Showing posts with label Dogfish Head. Show all posts
Showing posts with label Dogfish Head. Show all posts

20 April 2009

Black Wattle Original Ale


Rating: 6.1
Brewery: Barons Brewing Company (Sydney, AU)
Glass: Pint
ABV: 5.8%
Seller: Blue Dog Tavern (Chalfont, PA)
When Enjoyed: 17 April 2009

What the hell is a wattle seed? This is bound to be the first question on your mind when you approach this beer in your local cooler. Indeed I was driven to Wikipedia to better understand what I might expect from this peculiar Australian brew. Unfortunately, there is no tasteapedia yet, and I've never had the opportunity to chew on an acacia plant. Nonetheless, I boldly approached Baron's attempt to re-define the Australian word for beer.

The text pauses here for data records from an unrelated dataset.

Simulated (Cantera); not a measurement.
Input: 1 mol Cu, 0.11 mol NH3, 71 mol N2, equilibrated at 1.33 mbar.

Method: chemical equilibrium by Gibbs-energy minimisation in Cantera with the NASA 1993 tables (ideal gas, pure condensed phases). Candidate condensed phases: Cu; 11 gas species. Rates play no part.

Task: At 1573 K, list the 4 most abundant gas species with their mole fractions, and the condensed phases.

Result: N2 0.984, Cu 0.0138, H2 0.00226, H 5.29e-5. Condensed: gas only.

The Black Wattle Ale pours smooth with a decent head that is retained poorly. It's got a rich amber color that previews the heavy roasted barley flavor to come. And that is in fact my main beef with this beer, afterward I was left with more questions than I had answers. Not only was I still asking myself 'what is a wattle seed again?' I was also asking 'where was the wattle seed?' (perhaps if I drank this whilst watching Lost I would also be asking, 'when is the wattle seed?). Barons packed this beer with so much powerful barley that it is really the only discernible taste. The hop quotient is almost non-existent and I imagine the barley has overpowered the wattle seed flavor to a significant degree. Now, I'm willing to imagine that since this seed is used to make bush bread that it might taste something like roasted barley. If that is the case, then why add roasted barley at all, why not go full wattle on me and knock me out?

To be fair, this is not all that bad a beer. Its a solid amber ale, and if you like roasted barely the way I do, you'd order this beer frequently. If Barons became Australian for beer, I would be pleased. But false advertising is false advertising and there are penalties for that in my book. On top of that it shows that the Australian microbrew tradition still has a ways to go to catch up with the American one. I can just imagine what Sam Calagione and Dogfish Head could do with an ingredient like wattle seed. For the native continent of this assuredly alluring ingredient to be so timid about its presence in this beer is dissapointing.

10 March 2009

Beer Talk with The Responsible Drunk...

This is the first in what will hopefully be a series of brewer profiles from the Responsible Drunk. At Beer fest we were able to chat with Christian Ryan from River Horse Brewing Company in Lambertville, NJ about what they got brewing for this year, his thoughts on brewing philosophy and why some beers taste different out of the bottle and on draft...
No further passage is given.